Night Sky Photography on Maui

by Douglas Hoffman on June 22, 2021

These days, people are enamored with Maui, and the stars, and want to create portraits that reflect that.

Creating black and White images at night is fun, especially when the clouds add secondary interest to complement the water movement in the foreground.

Learning how to create this style of images is an experience on Maui that is unforgettable. If coming to Maui, consider a private workshop.

When creating portraits of the nights sky there are several factors to take into consideration. Three of the most important include depth of field, shutter speed, and ISO. Each element is important and needs to be considered. In general, the idea is to have the shutter stay open long enough to let the required light in , but not so long that the stars develop light trails. Since it is dark, open apertures like 1.4,1.8, 2.8 are most often selected as these F-stops allow the most light in. Higher number F-stops reduce the size of opening in the lens and as result require longer shutter speeds. This in turn would clause star trails in the sky. When photographers select F-stops like 1.4, 1.8, 0r 2.8 they sacrifice depth of field but gain speed, and this is critical for night sky photography.

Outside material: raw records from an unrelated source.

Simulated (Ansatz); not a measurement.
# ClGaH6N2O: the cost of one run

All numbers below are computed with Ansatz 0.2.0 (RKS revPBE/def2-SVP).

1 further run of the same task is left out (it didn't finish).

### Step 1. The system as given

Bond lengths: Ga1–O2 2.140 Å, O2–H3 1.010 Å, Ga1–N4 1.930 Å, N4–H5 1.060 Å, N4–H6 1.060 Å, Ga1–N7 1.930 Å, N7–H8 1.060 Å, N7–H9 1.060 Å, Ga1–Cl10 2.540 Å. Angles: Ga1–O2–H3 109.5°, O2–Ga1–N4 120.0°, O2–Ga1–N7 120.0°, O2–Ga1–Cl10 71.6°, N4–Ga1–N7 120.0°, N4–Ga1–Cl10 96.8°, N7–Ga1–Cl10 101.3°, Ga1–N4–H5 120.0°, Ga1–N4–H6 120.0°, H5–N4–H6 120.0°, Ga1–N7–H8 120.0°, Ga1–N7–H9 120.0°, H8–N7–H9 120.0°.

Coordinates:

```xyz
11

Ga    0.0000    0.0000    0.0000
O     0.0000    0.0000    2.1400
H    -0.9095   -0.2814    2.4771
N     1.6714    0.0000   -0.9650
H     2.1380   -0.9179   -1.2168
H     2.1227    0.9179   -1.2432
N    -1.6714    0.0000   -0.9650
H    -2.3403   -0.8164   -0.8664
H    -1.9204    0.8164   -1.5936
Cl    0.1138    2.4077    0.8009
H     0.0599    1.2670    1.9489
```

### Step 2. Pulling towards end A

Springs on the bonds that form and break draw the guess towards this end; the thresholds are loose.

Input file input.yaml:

Each photographer has their own style of night photography and while settings will vary, but in general here are some tips to follow. Set your composition up as much as possible prior to it getting dark so you can use auto focus to lock your focus in place. Simply look through the camera and focus on an area as far away as you can. It might be lights on a mountain, city lights, or just traffic. Then switch camera to manual focus and leave it alone. Recompose for the scene you want to capture and get ready. Once the camera is set and locked on a tripod set the camera ISO to 2500. ISO relates to sensitivity to light. The brighter the light the lower ISO. So during the day 100 ISO is great. At night however that ISO is not going to get the job done but setting the camera to 2500 is a great place to start. For shutter speed, set the camera to anywhere from 5 -15 seconds and an F-stop of 2.8 as a starting point As you get some experience you will see that night sky photography can be very rewarding. This is especially true for those that can stay up for the milky to rise.